First off, congratulations. Opening your first brokerage account is a major step. Done right, this account could help you amass a tonne of wealth, not to mention grow it into a much larger amount.
Of course, the moment you decide to open a brokerage account, you’re flooded with options. Canada has so many great brokerages to choose from that it can be difficult, often frustratingly so, to choose one from the lineup. Fortunately, there are some questions you can ask that can help you narrow your options. Here are just five you should ask before opening your first brokerage account.
1. What are the fees?
Perhaps the most important question to ask yourself is what fees, if any, does the broker charge?

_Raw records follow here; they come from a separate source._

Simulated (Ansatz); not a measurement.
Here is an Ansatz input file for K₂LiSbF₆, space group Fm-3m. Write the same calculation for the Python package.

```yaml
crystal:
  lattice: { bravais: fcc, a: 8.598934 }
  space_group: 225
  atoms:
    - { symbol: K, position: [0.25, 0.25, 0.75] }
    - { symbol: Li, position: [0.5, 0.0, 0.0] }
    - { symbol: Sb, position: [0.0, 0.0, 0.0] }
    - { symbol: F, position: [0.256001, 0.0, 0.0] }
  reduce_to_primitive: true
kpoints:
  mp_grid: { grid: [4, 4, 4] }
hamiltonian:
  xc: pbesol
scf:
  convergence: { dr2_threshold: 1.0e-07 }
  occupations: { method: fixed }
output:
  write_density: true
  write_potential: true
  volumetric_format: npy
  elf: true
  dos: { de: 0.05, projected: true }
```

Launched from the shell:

Keep in mind that many of Canada’s best brokers will charge low or no fees for trades, while others will charge higher commissions. On top of that, your broker may charge administrative or account fees, which are small but can add up over time.
Before you lock yourself into a brokerage, be sure you figure out how much it will cost you to conduct trades. Even if you’re not trading frequently, you still want to minimize your costs, as fees can eat into your returns over time.
2. Is there a minimum?
Some brokers require you to maintain a minimum balance in your account. If you don’t, they’ll often slap you with fees. While the account minimums aren’t always outrageously high (sometimes they’re as low as $500), you should be aware of any minimums before you open your account.
Of course, not all brokers require you to keep a minimum. If you’re looking for a basic brokerage account, you’ll find plenty that allow you to start without making large deposits.
3. Do they offer signup bonuses?
Everyone likes a bonus, right? Well, with brokers, it’s fairly common to see a sign-up bonus for opening a new account, depositing a certain amount of money, or completing a specific number of trades. If you meet the requirements for the bonus, your broker will often deposit cash into your brokerage account, or they could give you a certain number of free trades per year.
One word of warning: don’t open a brokerage account for the sign-up bonus alone. I know it’s tempting. After all, if you see one brokerage handing out $200, you’re going to feel pretty attracted to that broker. But be sure you look fees, account minimums, customer service, and the types of accounts that broker offers. You want a full package, not a signup bonus.
4. What is the customer experience like?
Trust me on this: if you have a problem with your brokerage account, whether it’s an error in the account itself or a mistake on your part, you’ll want a speedy response. So, before you open an account, be sure you read customer reviews. If you find that people are having trouble reaching the broker — by phone or email — that’s a good sign the broker is probably unresponsive.
5. What educational materials do they offer?
Finally, take a look at the research and educational materials that brokers offer you. Many will offer investment research, stock analysis, articles on investment trends, and even diversification advice. These can be icing on the cake, especially if you find a broker with low fees and great customer service.
Foolish bottom line
Canada has some of the best brokerages around, so it shouldn’t be too difficult to find one that’s the right fit for you. Compare the fees among different brokers and make a choice based on what you expect to trade.